SeokJoon Kim is a post-doctoral fellow at the University of Notre Dame’s International Security Center. His primary research project focuses on signaling, and the perceptions of signals between states in the international system. It is to develop a unified theory of signaling and perception drawing on insights both from rationalist theories of international politics and cognitive psychology. This research, funded by the National Science Foundation, attempts to incorporate a subjective dimension of interpreting states’ behaviors, which has been relatively ignored by the standard rationalist notion of the logic of costly signals. He uses a series of survey experiments and case studies of Americans' perceptions toward China to support his arguments.

He holds a PhD in Political Science from the George Washington University, an M.Phil. in Development Studies from the University of Cambridge, United Kingdom, and an M.A. and a B.A. in Psychology from Seoul National University, South Korea. During his year at the Notre Dame International Security Center, Seok-Joon will work on turning his dissertation into a series of papers on the theory of signaling.


His primary research project, "Do Costly Signals Matter? Unifying Theories of Signaling and Perceptions in International Relations," focuses on signaling and the perceptions of signals between states in the international system. He has three major arguments based on findings drawn from a series of survey experiments and case studies.

He argues that those perceiving an adversary’s actions tend to have a conservative bias: they are late in lowering their guard against enemies exhibiting conciliatory gestures and quick in responding to threats (i.e., a strong and aggressive enemy). Contrary to defensive and motivational realists’ arguments, he argues, costly signals of a hypothetical adversary intended to reassure are not perceived as credible. In contrast, the rationalist theory of costly signals effectively predicts observers’ response to those signals that embody the aggressive motives of a state.

He also contends that democracies receive the benefit of the doubt. When disputes are limited to rhetoric, people perceive democracies to be less threatening, even if those democracies say what any non-democratic country would. However, once disputes elevate to the level of tangible, costly signals, individuals begin to evaluate only the actions on display without regard for regime type.
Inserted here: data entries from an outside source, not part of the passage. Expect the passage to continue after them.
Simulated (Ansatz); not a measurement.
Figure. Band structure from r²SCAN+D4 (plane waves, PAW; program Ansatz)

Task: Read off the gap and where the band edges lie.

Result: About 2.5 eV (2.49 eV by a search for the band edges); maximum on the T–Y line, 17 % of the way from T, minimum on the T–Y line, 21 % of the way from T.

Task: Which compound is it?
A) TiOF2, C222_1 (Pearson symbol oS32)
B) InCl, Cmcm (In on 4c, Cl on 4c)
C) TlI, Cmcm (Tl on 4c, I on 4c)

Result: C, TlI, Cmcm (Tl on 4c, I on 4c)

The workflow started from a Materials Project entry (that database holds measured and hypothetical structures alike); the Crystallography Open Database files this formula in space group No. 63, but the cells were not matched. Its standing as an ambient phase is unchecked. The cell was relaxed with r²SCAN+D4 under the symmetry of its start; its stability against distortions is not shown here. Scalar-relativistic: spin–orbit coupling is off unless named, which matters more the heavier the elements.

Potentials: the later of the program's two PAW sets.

Finally, he claims that a normative dimension is as important as a material dimension in the theory of signaling. He found that nonmaterial aspects such as information about how a state treats its domestic ethnic/religious/racial minorities affected how perceivers of signals assessed threats posed by a state and how they made foreign policy choices towards that state. Similarly, information about how a state treats other troubled countries suffering from poverty or conflicts also affected observers’ threat perceptions and attitudes towards the signal-sending state.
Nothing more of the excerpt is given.